There are a lot of discussions about the best ways to encourage repeat DUI offenders to avoid further offenses in North Dakota and around the United States. Some states utilize ignition interlock devices, which require drivers to blow an alcohol-free test result before allowing them to start their cars. Judges in some states have moved to have these devices installed in the cars of repeat DUI offenders.
However, a couple states, including North Dakota, are transferring some of these drivers to a new system called the 24/7 program. One state recently launched a pilot program in one of their largest cities that seeks to research the effectiveness of the 24/7 program for their repeat DUI offenders over a five-year period of time. The program includes requirements such as taking breath tests twice per day, submitting to urinalysis tests at random or using continual monitoring devices such as ankle bracelets.
The 24/7 program is believed to have a more direct impact on repeat offenders than the ignition interlock device because consequences are immediate if they fail a breath or urinalysis test. According to one article, the state launching the pilot program would place participants of the program in jail for 12 hours if they fail a breath test for the first time. If participants fail the breath test a second time, they would go to jail for 24 hours. A third failed test would lead to an appearance before a judge and possibly incarceration.
South Dakota has been a pioneer in these efforts and a similar study there found that its 24/7 program decreased repeat DUI transgressions by around 12 percent over a five-year period.
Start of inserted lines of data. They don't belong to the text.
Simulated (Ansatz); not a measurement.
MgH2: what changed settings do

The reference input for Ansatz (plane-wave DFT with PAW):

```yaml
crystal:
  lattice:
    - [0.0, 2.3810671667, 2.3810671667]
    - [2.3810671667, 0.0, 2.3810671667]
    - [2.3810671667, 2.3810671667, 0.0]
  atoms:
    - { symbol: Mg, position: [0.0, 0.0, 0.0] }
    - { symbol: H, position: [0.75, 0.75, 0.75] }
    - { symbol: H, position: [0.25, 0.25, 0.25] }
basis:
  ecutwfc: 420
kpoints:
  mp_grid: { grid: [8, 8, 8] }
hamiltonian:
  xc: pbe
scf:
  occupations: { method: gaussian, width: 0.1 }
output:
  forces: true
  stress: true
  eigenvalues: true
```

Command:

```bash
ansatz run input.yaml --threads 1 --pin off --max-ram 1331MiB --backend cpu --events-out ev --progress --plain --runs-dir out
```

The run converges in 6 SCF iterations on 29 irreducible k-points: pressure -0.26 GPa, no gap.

The intention of this program is not to incriminate offenders. Rather the program hopes to help assist DUI offenders in overcoming previous mistakes and make the roads safer for themselves and others. Usually, these programs are supplemented with other helpful resources such as rehabilitation programs and counseling.
While drunk driving or driving under the influence of drugs can have serious consequences, every person has made mistakes. This program could help North Dakota drivers overcome the dangers of driving under the influence by assisting rather than blaming participants of the program.